What Do I Do If Log Flush Fails?

Ascend EP Standard Form

If device-side system logs fail to be exported through the msnpureport tool:

Perform the following steps:

  1. Run the related command to view the printed information, for fault locating and problem solving.

    If the fault persists, go to 2.

  2. Run the following command on the host to check whether the disk space of the log storage path (path where the msnpureport tool is running) on the host is full:
    df -h

    If the fault persists: After obtaining the logs, click here to contact technical support.

If the flush of app logs fails:

Check whether the app logs (including the plog logs in the $HOME/ascend/log/ directory and the device-id logs) are flushed properly. If no, perform the following steps:

  1. Check whether there is any error log file in the host-side directory /var/log/messages.
    AArch64 architecture:
    cat /var/log/messages

    x86_64 architecture:

    cat /var/log/syslog

    If the fault persists, go to 2.

  2. Run the following command on the host to check whether the space of the log flush directory ($HOME/ascend/log/) is sufficient:
    df -h

    If the fault persists, go to 3.

  3. On the host, use the msnpureport tool to export device-side system logs and check whether there are any error logs.

    For details, see msnpureport Instructions.

  4. On the condition that only flush of device-id fails, you can view the error information in the plog logs to locate the error process.

Ascend RC Form

If the flush of app logs fails:

Perform the following steps:

  1. Check whether the dynamic library on which the app process depends is correct:
    ldd xxx

    Replace xxx with the binary's process.

  2. Check whether the space of the log flush directory /var/log/npu/slog is sufficient:
    df -h
  3. Check whether the slogd process exists.
    ps -elf | grep slogd

    If information about the slogd process is output, the slogd process exists.

    For the Atlas 200/300/500 Inference Product, if the slogd process does not exist, perform the following steps to restart the slogd process:

    1. Switch to a common user (for example, the HwHiAiUser user):
      su HwHiAiUser
    2. Manually start the slogd process.
      nohup /var/slogd > /dev/null 2>&1 &
    3. Check whether the slogd process has been started.
      ps -elf | grep slogd
  4. If the fault persists but application logs are not flushed to drives, rectify the fault by referring to Restarting Log Processes.

If flush of the system logs fails:

Perform the following steps:

  1. Check whether the slogd and sklogd processes exist:
    ps -elf | grep log

    If the process information is output, the log process exists.
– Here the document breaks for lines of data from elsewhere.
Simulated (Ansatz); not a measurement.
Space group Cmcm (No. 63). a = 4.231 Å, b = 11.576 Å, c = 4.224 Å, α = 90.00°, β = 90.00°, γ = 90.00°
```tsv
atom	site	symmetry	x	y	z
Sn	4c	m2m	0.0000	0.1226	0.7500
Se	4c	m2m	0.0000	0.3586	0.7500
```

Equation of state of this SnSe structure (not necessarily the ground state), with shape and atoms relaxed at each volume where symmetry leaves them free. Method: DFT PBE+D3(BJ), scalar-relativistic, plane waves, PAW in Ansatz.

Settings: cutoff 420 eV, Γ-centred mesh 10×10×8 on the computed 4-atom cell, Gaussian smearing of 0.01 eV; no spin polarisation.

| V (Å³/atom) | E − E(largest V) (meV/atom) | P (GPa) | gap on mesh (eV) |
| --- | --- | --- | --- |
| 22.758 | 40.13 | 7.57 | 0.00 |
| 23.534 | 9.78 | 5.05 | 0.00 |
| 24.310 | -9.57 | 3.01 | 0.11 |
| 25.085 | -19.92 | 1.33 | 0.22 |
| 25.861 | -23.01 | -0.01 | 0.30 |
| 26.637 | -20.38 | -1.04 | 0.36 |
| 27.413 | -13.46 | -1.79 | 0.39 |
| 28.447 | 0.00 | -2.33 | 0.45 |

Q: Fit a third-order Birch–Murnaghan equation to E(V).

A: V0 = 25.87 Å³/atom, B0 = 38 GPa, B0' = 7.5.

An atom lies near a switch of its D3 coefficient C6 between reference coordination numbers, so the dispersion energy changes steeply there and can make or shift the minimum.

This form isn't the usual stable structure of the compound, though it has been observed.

    For the Atlas 200/300/500 Inference Product, if the process does not exist, perform the following steps to restart the log process:

    1. Switch to a common user (for example, the HwHiAiUser user):
      su HwHiAiUser
    2. Run the following commands to manually start related log processes:
      • Start the slogd process.
        nohup /var/slogd > /dev/null 2>&1 &
      • Start the sklogd process.
        nohup /var/sklogd > /dev/null 2>&1 &
    3. Check whether the log processes are started.
      ps -elf | grep log
  2. Check whether the space of the log flush directory /var/log/npu/slog is sufficient:
    df -h
  3. If the fault persists but system logs are not flushed to drives, rectify the fault by referring to Restarting Log Processes.